After a few weeks, I felt an urge to look at the locket. On it was imprinted the image of “Christ the King” as venerated in our churches, an imprint that was definitely not there when the locket was given to me. I did not feel any sudden spiritual surge of awe, nor did I think it rather strange that an image would appear on the locket in that manner and after the lapse of considerable time. When I showed it to the members of the community, they were stunned. They told me it was a sign, a miracle, and a supernatural manifestation.
I was still oblivious to the signs. I did wear the medal whenever I ministered to the community, to the sick, to the ailing, to the distressed. It is they who saw the rays of the sun streaming from the locket, or my face gleaming in light when I spoke, or some sense of celestial aura that they felt when they looked at the locket hanging from my neck.

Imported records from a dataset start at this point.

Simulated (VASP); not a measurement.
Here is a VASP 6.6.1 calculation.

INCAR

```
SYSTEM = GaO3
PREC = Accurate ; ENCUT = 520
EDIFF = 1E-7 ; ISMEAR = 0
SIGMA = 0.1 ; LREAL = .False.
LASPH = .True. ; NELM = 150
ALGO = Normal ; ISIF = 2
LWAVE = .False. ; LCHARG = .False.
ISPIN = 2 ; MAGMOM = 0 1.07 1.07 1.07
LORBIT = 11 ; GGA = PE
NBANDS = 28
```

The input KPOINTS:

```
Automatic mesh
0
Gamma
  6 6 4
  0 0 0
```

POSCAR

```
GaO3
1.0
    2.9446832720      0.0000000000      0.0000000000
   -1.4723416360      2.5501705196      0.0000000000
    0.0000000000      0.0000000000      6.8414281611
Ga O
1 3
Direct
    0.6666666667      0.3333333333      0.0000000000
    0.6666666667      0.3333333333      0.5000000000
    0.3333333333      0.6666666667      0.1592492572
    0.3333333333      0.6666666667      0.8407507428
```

Slowly, the touch of Mama Mary was penetrating my sense of being. She was a stranger to me, until then. The Mother of God seemed like a distant entity quite apart from the image of her son. My relationship with her in the past was through the rituals of the liturgy and the mechanics of memorized prayers. The rosary, although kept in my pocket, was an object of habit rather than of devotion. In truth, I hardly ever prayed the rosary at all. Only much later, as she made herself more manifest to me, did I realize that I would not be able to speak without holding the rosary, or touch the sick without the beads in my hands, or do any missionary work without first clutching the chain of roses for her guidance.
“You have a mission for Mama Mary,” the nun’s words echoed in my mind, even as I held on to the locket and my rosary. What could this mission be?
At Agoo, La Union, a town north of Manila, there were rumors of a visionary who was witnessing supernatural manifestations attributed to the Mother of God. Out of curiosity and upon the invitation of a friend, my wife and I went to the place in the early days of the so-called “apparitions.” On the day we went, a mass was celebrated at the apparition site. While we were taking our lunch, there was a commotion because the people at the locale said that the image of “Our Lady Queen of Heaven and Earth” was shedding tears of blood. I took it in stride.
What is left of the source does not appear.